When to supply a privacy notice
A privacy notice must be supplied at the time the data is obtained if obtained directly from the data subject. If the data is not obtained directly from the data subject, the privacy notice must be provided within a reasonable period of having obtained the data, which mean within one month.
If the data is being used to communicate with the individual, then the privacy notice must be supplied at the latest when the first communication takes place.
If disclosure to another recipient is envisaged, then the privacy notice must be supplied prior to the data being disclosed.
What to include in a privacy notice
Privacy notices must be concise, transparent, intelligible and easily accessible. They are provided free of charge and must be written in clear and plain language, particularly if aimed at children
The following information must be included in a privacy notice to all data subjects:
- Identification and contact information of the data controller and the data protection officer
- The purpose of processing the data and the lawful basis for doing so
- The legitimate interests of the controller or third party, if applicable
- The right to withdraw consent at any time, if applicable
- The category of the personal data (only for data not obtained directly from the datasubject)
- Any recipient or categories of recipients of the personal data
- Detailed information of any transfers to third countries and safeguards in place
- The retention period of the data or the criteria used to determine the retention period, including details for the data disposal after the retention period
- The right to lodge a complaint with the ICO, and internal complaint procedures
- The source of the personal data, and whether it came from publicly available sources (only for data not obtained directly from the data subject)
- Any existence of automated decision making, including profiling and information about how those decisions are made, their significances and consequences to the data subject
- Whether the provision of personal data is part of a statutory of contractual requirement or obligation and possible consequences for any failure to provide the data (only for data obtained directly from the data subject)
- Subject Access Requests
What is a subject access request?
An individual has the right to receive confirmation that their data is being processed, access to their personal data and supplementary information which means the information which should be provided in a privacy notice.
How we deal with subject access requests
We must provide an individual with a copy of the information the request, free of charge. This must occur without delay, and within one month of receipt. We endeavour to provide data subjects access to their information in commonly used electronic formats, and where possible, provide direct access to the information through a remote accessed secure system.
If complying with the request is complex or numerous, the deadline can be extended by two months, but the individual must be informed within one month. You must obtain approval from the DPO before extending the deadline.
We can refuse to respond to certain requests, and can, in circumstances of the request being manifestly unfounded or excessive, charge a fee. If the request is for a large quantity of data, we can request the individual specify the information they are requesting. This can only be done with express permission from the DPO.

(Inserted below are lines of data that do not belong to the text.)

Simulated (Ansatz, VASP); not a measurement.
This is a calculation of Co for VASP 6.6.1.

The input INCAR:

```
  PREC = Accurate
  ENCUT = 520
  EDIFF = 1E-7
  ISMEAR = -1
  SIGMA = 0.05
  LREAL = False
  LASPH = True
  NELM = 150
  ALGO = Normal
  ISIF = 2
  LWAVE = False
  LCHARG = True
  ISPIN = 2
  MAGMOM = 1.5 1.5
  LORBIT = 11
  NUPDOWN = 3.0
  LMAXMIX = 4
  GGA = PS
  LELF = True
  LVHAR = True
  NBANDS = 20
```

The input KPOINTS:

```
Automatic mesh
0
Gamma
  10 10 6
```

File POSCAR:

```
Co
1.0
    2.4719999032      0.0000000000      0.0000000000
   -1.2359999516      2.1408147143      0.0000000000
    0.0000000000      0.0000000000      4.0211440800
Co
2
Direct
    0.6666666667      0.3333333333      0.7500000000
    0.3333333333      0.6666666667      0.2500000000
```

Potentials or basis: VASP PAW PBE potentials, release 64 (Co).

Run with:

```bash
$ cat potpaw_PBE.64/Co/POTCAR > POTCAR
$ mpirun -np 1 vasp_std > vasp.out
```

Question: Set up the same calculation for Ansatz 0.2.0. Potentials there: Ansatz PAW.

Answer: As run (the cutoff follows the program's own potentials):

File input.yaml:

Once a subject access request has been made, you must not change or amend any of the data that has been requested. Doing so is a criminal offence.
Data portability requests
We must provide the data requested in a structured, commonly used and machine- readable format. This would normally be a CSV file, although other formats are acceptable. We must provide this data either to the individual who has requested it, or to the data controller they have requested it be sent to. This must be done free of charge and without delay, and no later than one month. This can be extended to two months for complex or
numerous requests, but the individual must be informed of the extension within one month and you must receive express permission from the DPO first.
Right to erasure
What is the right to erasure?
Individuals have a right to have their data erased and for processing to cease in the following circumstances:
- Where the personal data is no longer necessary in relation to the purpose for which it was originally collected and / or processed
- Where consent is withdrawn
- Where the individual objects to processing and there is no overriding legitimate interest for continuing the processing
- The personal data was unlawfully processed or otherwise breached data protection laws
- To comply with a legal obligation
- The processing relates to a child
How we deal with the right to erasure
We can only refuse to comply with a right to erasure in the following circumstances:
- To exercise the right of freedom of expression and information
- To comply with a legal obligation for the performance of a public interest task or exercise of official authority
- For public health purposes in the public interest
- For archiving purposes in the public interest, scientific research, historical research or statistical purposes
- The exercise or defence of legal claims
If personal data that needs to be erased has been passed onto other parties or recipients, they must be contacted and informed of their obligation to erase the data. If the individual asks, we must inform them of those recipients.
The right to object
Individuals have the right to object to their data being used on grounds relating to their particular situation. We must cease processing unless:
- We have legitimate grounds for processing which override the interests, rights and freedoms of the individual.
- The processing relates to the establishment, exercise or defence of legal claims.
- We must always inform the individual of their right to object at the first point of communication, i.e. in the privacy notice. We must offer a way for individuals to object online.
- The right to restrict automated profiling or decision making
- We may only carry out automated profiling or decision making that has a legal or similarly significant effect on an individual in the following circumstances:
- It is necessary for the entry into or performance of a contract.
- Based on the individual’s explicit consent.
Otherwise authorised by law.
In these circumstances, we must:
- Give individuals detailed information about the automated processing.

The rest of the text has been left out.